Male was the venue of one of the reasonably successful encounters between the then
Prime Ministers, Mr. Chandra Shekhar and Mr. Sharif, in 1991. The Foreign
Secretaries recently established contacts after more than three years, while the
Prime Ministers will be talking after a longer gap. Ms. Benazir Bhutto, during her
tenure, did not get an opportunity to meet her counterpart. Mr. P. V. Narasimha
Rao. So prolonged was the frostiness in the bilateral field. The contactlessness
took a heavy toll. One recalls Mr. Wily Brant, high-profile Chancellor of the
then West Germany, who, asked about the outcome of his bold experiment with
Ostpolitik or establishment of contacts with the eastern bloc, quipped: "Very
successful. Previously we had no relationship, now we have had relationship."

India and Pakistan could have better luck than forging a "bad relationship", now
that a good measure of warmth was generated first after the return of Mr. Sharif
to power in Islamabad and now after the emergence of Mr. Gujral at the top in New
Delhi. The other day Mr. Gujral sprang a pleasant surprise on Mr. Sharif calling
him on telephone for a brief talk. The gesture was to establish a direct line of
communication - a helpful input riot only for their Male meeting but also for the
future.

As External Affairs Minister, Mr. Gujral initiated certain processes in
neighbourhood diplomacy. The conceptual framework or the doctrine which served as
the basis was well known - that because of India's size and resources it would do
well, not insisting on reciprocity by its smaller neighbours Bangladesh, Nepal and
Sri Lanka, among others. The 30-year Ganga water treaty with Bangladesh, new
trade and tariff arrangements and cooperation in hydro-electric projects with
Nepal and tariff concessions to Sri Lanka were part of the conscious effort to
create trust in the neighbourhood.

Pakistan constituted a different category and even though the earlier obsession
with Islamabad was given up in the last 10 months, it was time to address this
unfinished part of the agenda (of peace and amity in South Asia). No one ill New
Delhi was under any illusion about the magnitude of the job and the complications
inherent in it. Ms. Bhutto had committed the Pakistani ruling establishment to a
single-item diplomacy in its dealings with India - which meant there was no point
discussing other outstanding problems unless the "core issue" of Jammu and Kashmir
was taken up within the parameters, laid down by it. It is not easy for her
successors to remove the locks installed by her - they run the risk of being
lambasted by her, of being charged with selling out national interests, of
compromising the "cause" and doing a disservice to the "Millat".

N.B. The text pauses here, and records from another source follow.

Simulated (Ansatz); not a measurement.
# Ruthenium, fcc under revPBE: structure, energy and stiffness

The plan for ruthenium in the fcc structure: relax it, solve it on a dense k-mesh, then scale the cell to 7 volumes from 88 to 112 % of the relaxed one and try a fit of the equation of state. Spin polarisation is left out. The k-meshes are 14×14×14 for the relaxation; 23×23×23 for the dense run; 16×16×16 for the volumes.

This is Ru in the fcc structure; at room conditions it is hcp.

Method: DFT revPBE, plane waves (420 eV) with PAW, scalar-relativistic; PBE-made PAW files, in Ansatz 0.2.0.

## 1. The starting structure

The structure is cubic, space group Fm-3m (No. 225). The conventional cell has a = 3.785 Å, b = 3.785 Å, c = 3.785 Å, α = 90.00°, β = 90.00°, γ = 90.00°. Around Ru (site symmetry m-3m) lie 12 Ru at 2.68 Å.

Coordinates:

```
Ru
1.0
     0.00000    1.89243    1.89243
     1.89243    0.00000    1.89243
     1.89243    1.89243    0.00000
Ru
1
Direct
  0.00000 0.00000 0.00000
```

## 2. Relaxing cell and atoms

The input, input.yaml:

According to the present Pakistani position, talks on other problems would be
meaningless in the absence of any progress on Kashmir. During the Foreign
Secretary-level talks, the Pakistani side took this very position - with the
result that there was no appreciable advance even though the atmosphere was
perfect and there was a shared keenness to continue the talks. The subsequent
meeting between Mr. Gujral, then External Affairs Minister, and his Pakistani
counterpart, Mr. Gohar Ayub Khan, confirmed the new cordiality. That, however, was
not the proper stage for an in-depth discussion in view of the political crisis in
India.

How to start and engage in meaningful discussions on the entire gamut of
relationship? Pakistan wanted working groups established to take up various issues
including one on Kashmir. The details of the discussions were not known but India
was stated to be lukewarm to the suggestion. In the absence of hard information,
one could only surmise the reasons - perhaps, Pakistan wanted this panel to
consider either the modalities of a plebiscite in Jammu and Kashmir or of the
"implementation" of the U.N. resolutions.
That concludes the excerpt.